Terry Pratchett calls us “Pan narrans,” the story-telling ape, many liberation movements of people who have experienced exclusion, intimidation and discrimination, are held together by the story of their sufferings, and by the story of how those shared sufferings make that people special. And how we will naturally be happiest and safest in the company of others in our “special” group. I want to illustrate my point with two different takes on the same story – the story of the Promised Land.

Deuteronomy 34:1-5 tells the story of Moses, who having led the people of Israel out of slavery in Egypt, and having placed them on the road to the Promised Land, is not permitted to go there himself. However, he is permitted an eagle’s eye view of the Promised Land from the mountain top, just before he dies.

“Then Moses went up from the plains of Moab upon mount Nebo… And the Lord said to him: This is the land, for which I swore to Abraham, Isaac, and Jacob, saying: I will give it to thy seed. Thou hast seen it with thy eyes, and shalt not pass over to it. And Moses the servant of the Lord died there, in the land of Moab, by the commandment of the Lord:”

The biblical story of the liberation of a people formerly enslaved and suffering, is a powerful story. As we shall see, it has an archetypal resonance, even today. But the original story of the land that God had promised to Israel also tells that it had people living in it already. So was God promising the Israelites a shared inheritance, a land in which all God’s children could live in peace and brotherhood? Not so:

Deuteronomy 7:1-8
“When the LORD thy God shall bring thee into the land whither thou goest to possess it, and hath cast out many nations before thee, the Hittites, and the Girgashites, and the Amorites, and the Canaanites, and the Perizzites, and the Hivites, and the Jebusites, seven nations greater and mightier than thou; And when the LORD thy God shall deliver them before thee; thou shalt smite them, and utterly destroy them; thou shalt make no covenant with them, nor shew mercy unto them: Neither shalt thou make marriages with them; thy daughter thou shalt not give unto his son, nor his daughter shalt thou take unto thy son. For they will turn away thy son from following me, that they may serve other gods: so will the anger of the LORD be kindled against you, and destroy thee suddenly. But thus shall ye deal with them; ye shall destroy their altars, and break down their images, and cut down their groves, and burn their graven images with fire. For thou art an holy people unto the LORD thy God: the LORD thy God hath chosen thee to be a special people unto himself, above all people that are upon the face of the earth. The LORD did not set his love upon you, nor choose you, because ye were more in number than any people; for ye were the fewest of all people: But because the LORD loved you, and because he would keep the oath which he had sworn unto your fathers, hath the LORD brought you out with a mighty hand, and redeemed you out of the house of bondmen, from the hand of Pharaoh king of Egypt.”

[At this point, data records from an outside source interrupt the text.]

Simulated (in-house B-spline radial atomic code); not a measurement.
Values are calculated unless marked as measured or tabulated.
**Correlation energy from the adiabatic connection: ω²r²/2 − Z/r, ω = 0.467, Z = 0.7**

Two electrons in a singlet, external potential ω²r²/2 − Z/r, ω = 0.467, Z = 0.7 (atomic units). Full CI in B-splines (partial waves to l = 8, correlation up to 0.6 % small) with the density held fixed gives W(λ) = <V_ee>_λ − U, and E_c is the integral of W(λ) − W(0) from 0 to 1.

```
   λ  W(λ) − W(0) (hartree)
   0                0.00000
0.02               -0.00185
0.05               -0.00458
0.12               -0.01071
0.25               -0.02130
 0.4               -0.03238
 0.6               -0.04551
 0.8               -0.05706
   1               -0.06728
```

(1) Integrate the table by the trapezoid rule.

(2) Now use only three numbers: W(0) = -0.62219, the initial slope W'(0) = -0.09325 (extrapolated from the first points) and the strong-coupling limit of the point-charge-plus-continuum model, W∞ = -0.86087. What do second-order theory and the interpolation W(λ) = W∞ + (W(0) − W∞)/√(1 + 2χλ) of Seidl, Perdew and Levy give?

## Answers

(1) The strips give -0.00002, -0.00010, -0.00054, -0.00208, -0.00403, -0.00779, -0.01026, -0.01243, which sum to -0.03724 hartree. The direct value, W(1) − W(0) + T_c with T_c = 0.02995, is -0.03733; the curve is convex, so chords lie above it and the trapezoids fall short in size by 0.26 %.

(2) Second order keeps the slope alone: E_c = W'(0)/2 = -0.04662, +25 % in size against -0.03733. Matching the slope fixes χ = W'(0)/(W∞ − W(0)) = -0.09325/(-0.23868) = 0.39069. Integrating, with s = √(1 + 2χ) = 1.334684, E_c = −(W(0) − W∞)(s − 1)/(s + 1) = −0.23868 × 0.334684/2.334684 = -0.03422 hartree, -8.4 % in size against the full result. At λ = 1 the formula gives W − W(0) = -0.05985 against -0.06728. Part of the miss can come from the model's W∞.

This is the story of a liberation, but it is fatally flawed. The Israelites are not liberated because slavery is wrong, but to fulfill an oath that God has made. And in order to help God fulfill His oath to them, the people of Israel must destroy the people who already live in the land God recklessly promised to them. They are not to find common cause with the native inhabitants, they must instead believe that they are called to be a “special people.” If they were to find common ground between themselves and the Canaanites, they might be tempted to spare them.

The biblical Promise to Israel, therefore, is a Separatist Paradise – a Special land for a Special people, one where they would reside in covenant with God, but enter no covenant with any other earthly people. To my mind, this is not the story of a true liberation. Or, it is the story of a liberation that got sidetracked away from the true road of liberation based on the rights of all humans, down the cul-de-sac of “liberation” based on special privileges for the chosen few. But, if people gain the right to the land because God has chosen them to be special, what happens if, or when, God chooses differently?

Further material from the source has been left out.